London Bridge Tower, designed by Italian architect Renzo Piano, has finally been granted planning approval by deputy prime minister John Prescott.
Dubbed the Shard of Glass, the mixed-use tower would rise to a height of 310 m on the south bank of London Bridge, making it the UK's tallest building. However, its links to the proposed redevelopment of London Bridge station, which lies alongside it and has also won approval, still need to be sorted out.

In giving his go-ahead for the tower, Prescott said he concurred with the findings of his planning inspector John Gray, after the planning inquiry completed last May.

Gray cited several grounds for going ahead with the scheme. These were that the quality of the design made the building's unparalleled size acceptable, that the tower would not form a disruptive backdrop to St Paul's Cathedral when viewed from north London and that it would not harm the character or setting of the Tower of London.

This was in response to strong opposition by English Heritage, which was concerned about the building's height and the views of St Paul's and the Tower of London.

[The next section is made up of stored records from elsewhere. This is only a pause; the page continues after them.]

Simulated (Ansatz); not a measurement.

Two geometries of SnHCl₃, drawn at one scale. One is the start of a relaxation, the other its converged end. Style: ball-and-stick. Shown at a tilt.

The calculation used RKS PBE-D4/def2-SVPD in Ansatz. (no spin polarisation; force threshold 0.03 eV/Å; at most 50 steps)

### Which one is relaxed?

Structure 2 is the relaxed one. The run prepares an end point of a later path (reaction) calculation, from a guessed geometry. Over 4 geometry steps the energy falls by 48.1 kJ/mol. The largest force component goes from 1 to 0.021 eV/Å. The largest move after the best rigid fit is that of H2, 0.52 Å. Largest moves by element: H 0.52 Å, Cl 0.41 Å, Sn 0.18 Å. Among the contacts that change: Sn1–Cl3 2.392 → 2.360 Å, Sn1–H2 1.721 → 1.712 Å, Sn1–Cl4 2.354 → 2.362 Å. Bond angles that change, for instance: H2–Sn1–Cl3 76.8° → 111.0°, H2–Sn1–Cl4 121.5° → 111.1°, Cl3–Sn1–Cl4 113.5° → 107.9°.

Fred Manson, former regeneration director of Southwark council, said that it was essential to have proper connections between the tower and the rebuilt station, particularly since the government had shelved its Thameslink rail improvement scheme, designed by TP Bennett.

"Network Rail has to understand that someone has to come up with a better scheme for the station, and Piano has done some attractive sketches," he said. "The interested parties should plan the right thing."